Location: West Village, New York

Host(s): J.F.R.

Occasion: Last minute dinner

Menu: Pasta alla Puttanesca/ Green Salad with Shaved Fennel/ Cheese / Chocolate & Mandarins
Sometimes the best dinner parties are those thrown together at the last minute. You suddenly have access to a wonderful space, or the day takes a turn and becomes beautiful, making you change your mind about wanting to hole up with a book and a movie at the end of the week. You call up meaning to invite one or two friends, don’t reach them, so you keep calling other friends extending the invitation… and then suddenly EVERYONE accepts. You have a dinner party on your hands. That’s what happened this past weekend when my friend J.F.R. was cat-sitting in a lovely apartment in the West Village. Around four in the afternoon she started calling a couple of friends and by nine o’clock we were twelve people sharing a simple dinner of Pasta alla Puttanesca, a crisp salad with fennel and an array of decadent cheese brought over by friends, followed by sweet mandarins and good chocolate bars for dessert. All of this accompanied by many bottles of wine.
We’ve come up with a theory: The best night for an impromptu dinner party is Saturday night. During the week, everyone is overbooked with commitments from work obligations to social outings. On the weekend people are so tired with their over-planned week that they often make no plans at all. And since trying to get into a great restaurant could mean hours of waiting, your friends are going to quickly accept your dinner invitation.
Some of best dinner parties are not even focused on food, they are about the company, the delight in a spontaneous gathering. This meal was by far my favorite meal of the week, even though I had been to a couple of hot New York city restaurants over the preceding days, where I ate fancy renditions of lamb, smoked trout and halibut with preserved Meyer lemons, but nothing can beat unexpectedly good company. On this night, thanks to J.F.R’s lovely open disposition towards life and people, we all hailed from different backgrounds and places – a few people in town from Ireland, others from England, a couple from Washington D.C. We talked about politics, the environment, film, theatre and even the Dalai Lama. At midnight one group left to go to a screening of their film in a local film festival and another group arrived from seeing the new production of Julius Caesar at BAM. Without even leaving the house we were immersed in New York City culture. And the late arrivals didn’t miss a beat. “I love cold pasta!” I overhead one of them exclaim, the perfect thing to say to our beautiful hostess who had taken such good care of us all. I could have stayed all night, and the conversation never lagged. But I could feel my eyes closing against my will to stay – the struggle of a good night.
This is a great last minute dish for entertaining because you don’t necessarily need any fresh ingredients.  You can make it out of what you have in your pantry.

Serves 4-5

3 tablespoons extra-virgin olive oil
½ onion finely chopped
2 garlic cloves lightly crushed
½ teaspoon red pepper flakes
3 anchovy filets finely chopped
28 oz. pureed tomatoes (can be from a box or can)
1 ½ tablespoons capers (rinsed and soaked in water for 10 minutes if they are packed in salt)
½ cup black olives, pitted and chopped
½ lemon
salt to taste
1 pound short pasta (penne or rigatoni work well)
a handful of coarse sea salt
1-2 tablespoons chopped fresh parsley or basil (optional)
grated parmigiano reggiano to serve

Heat olive oil in a large skillet or saucepan over medium heat, when it’s hot add onion, garlic, and red pepper.  Sauté for a couple of minutes, then add anchovies and sauté for a minute more, mashing the anchovies with the back of a spoon so they disintegrate. Add tomatoes, capers, olives, lemon and salt to the skillet. Simmer over medium-low heat partially covered until the sauce reduces a bit, about 20-25 minutes.

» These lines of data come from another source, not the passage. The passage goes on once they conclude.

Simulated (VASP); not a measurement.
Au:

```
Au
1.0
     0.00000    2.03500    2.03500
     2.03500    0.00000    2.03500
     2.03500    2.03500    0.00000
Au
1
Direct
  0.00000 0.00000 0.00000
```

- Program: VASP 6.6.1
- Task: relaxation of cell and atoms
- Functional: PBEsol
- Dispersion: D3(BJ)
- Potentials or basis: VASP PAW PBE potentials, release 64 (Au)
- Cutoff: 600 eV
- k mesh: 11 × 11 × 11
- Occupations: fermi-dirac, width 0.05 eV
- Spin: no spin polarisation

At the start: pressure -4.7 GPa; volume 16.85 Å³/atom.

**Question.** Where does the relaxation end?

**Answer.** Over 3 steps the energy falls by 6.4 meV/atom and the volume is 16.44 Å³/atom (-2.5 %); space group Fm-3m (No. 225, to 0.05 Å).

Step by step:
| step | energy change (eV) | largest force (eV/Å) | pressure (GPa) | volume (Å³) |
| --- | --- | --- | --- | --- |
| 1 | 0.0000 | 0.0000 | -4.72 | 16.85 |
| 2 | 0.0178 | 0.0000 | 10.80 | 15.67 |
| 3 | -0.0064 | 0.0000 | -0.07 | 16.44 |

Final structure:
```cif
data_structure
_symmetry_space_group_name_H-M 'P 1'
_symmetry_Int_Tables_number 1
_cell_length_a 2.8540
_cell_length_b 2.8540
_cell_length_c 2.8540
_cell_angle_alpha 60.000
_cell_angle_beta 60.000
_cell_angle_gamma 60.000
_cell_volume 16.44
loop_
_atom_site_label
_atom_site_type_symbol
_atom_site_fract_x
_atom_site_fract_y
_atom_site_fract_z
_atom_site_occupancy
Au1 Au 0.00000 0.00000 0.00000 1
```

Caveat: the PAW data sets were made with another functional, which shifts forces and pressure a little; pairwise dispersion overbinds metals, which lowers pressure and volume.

Bring a large pot of water to boil. Add a handful of coarse sea salt, add pasta and cook until tender but firm (usually about a minute less than what is stated on the box of pasta). Reserve a cup of the cooking liquid and drain the pasta. Put pasta back in the same pot, add the sauce (you may not need all of it) and some of the reserved cooking liquid, stir. Garnish with herbs and serve immediately with grated parmigiano.